At one point in time content was a component of art – subject, form and content. A piece of art was identified first by its subject – meaning it was a painting, a sculpture, an installation, etc. That piece of art was then distinguished by its form. This is the art’s visual orientation – how lines, colors, shapes, were used to make that paint or clay into something. And then you had content. Content was the message, the sentiment, the feeling that resonated from the mixture of form and subject. It was the meaning of every piece of art.
Today content is the only component and it has lost all its meaning. Today content is all form and no function. That’s because content became king and killed all the artists. And the moment content creators stopped seeing themselves as artists, we got click bait, we got popup ads, we got spam. As long as content is king, long live the gimmick.

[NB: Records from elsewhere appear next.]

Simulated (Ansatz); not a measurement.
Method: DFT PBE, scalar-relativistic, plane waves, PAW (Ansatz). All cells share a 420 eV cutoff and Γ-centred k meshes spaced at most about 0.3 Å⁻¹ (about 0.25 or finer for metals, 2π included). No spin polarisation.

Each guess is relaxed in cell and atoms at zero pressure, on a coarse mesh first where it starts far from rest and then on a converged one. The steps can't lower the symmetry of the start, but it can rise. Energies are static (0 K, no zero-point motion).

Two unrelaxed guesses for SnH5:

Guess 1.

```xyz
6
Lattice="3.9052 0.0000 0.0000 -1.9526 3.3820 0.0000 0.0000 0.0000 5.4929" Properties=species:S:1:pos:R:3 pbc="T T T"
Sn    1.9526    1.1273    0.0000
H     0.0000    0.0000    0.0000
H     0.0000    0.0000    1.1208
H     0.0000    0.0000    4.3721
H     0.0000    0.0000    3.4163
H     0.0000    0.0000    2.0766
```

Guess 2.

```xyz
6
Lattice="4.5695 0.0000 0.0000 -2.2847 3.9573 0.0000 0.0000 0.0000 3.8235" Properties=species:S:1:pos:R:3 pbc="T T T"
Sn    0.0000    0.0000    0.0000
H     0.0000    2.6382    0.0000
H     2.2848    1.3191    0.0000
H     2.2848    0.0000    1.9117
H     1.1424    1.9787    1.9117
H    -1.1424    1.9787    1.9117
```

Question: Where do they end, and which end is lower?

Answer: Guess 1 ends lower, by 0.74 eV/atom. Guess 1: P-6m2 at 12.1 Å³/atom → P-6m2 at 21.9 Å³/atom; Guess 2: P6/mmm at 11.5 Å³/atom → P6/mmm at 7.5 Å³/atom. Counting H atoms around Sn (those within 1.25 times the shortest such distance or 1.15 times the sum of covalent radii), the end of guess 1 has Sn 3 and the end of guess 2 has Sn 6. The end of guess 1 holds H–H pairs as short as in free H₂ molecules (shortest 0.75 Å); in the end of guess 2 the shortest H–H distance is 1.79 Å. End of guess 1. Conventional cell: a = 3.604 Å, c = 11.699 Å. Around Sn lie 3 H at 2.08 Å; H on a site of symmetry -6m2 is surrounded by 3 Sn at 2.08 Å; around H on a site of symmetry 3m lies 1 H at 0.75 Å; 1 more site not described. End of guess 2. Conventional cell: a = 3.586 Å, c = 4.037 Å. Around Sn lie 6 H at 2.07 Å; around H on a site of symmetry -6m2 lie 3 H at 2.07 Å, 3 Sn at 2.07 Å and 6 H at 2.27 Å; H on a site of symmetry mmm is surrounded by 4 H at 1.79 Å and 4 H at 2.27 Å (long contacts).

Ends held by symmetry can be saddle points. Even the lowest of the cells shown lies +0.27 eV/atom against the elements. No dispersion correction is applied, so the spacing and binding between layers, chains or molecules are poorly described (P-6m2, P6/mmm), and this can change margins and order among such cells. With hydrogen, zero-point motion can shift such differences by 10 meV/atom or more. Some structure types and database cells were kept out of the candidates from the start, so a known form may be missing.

So how’d we get here? Let’s take a quick scroll down memory lane.
“Content is king,” was not first said by Bill Gates in 1996, but that’s when people really heard it for the first time. That was at the beginning of the Internet revolution and Gates, being the inspired forecaster that he was, hit the nail on the head. It wasn’t the new technology itself that was important; it was how that technology was going to be used by people that really mattered.
The original post, first appearing on the Microsoft website, has two particular statements that got us going in the direction we are heading today.
“The television revolution that began half a century ago spawned a number of industries, including the manufacturing of TV sets, but the long-term winners were those who used the medium to deliver information and entertainment.”
At its origin, “content is king,” was positioned on an idealistic path for what we hoped it would turn into today – an avenue that “delivers information and entertainment.” Here we see the key to good content – the accounting for the consumer, reader or follower of a brand, company or individual and the experience had within that relationship, not the content itself.
We Started Off People First
Within the same blog, however, we get a hint at what’s to come. Gates says:
“In the long run, advertising is promising. An advantage of interactive advertising is that an initial message needs only to attract attention, rather than convey much information.”
And here, in the first piece that really ushered in the era of digital content, we also get an introduction to the thing we see today, clutter. The beautiful thing about this new digital advertising, Gates says, is not the information it can carry, because admittedly you should convey as little of that as you can. And it’s not the experience the user has with that information, because as we just said there is little to speak of. No, the beauty of digital content is not information or an experience; it’s simply the attraction of attention – it’s simply getting people to think that information, entertainment or an experience is there just long enough to record their attention. And then the job is done.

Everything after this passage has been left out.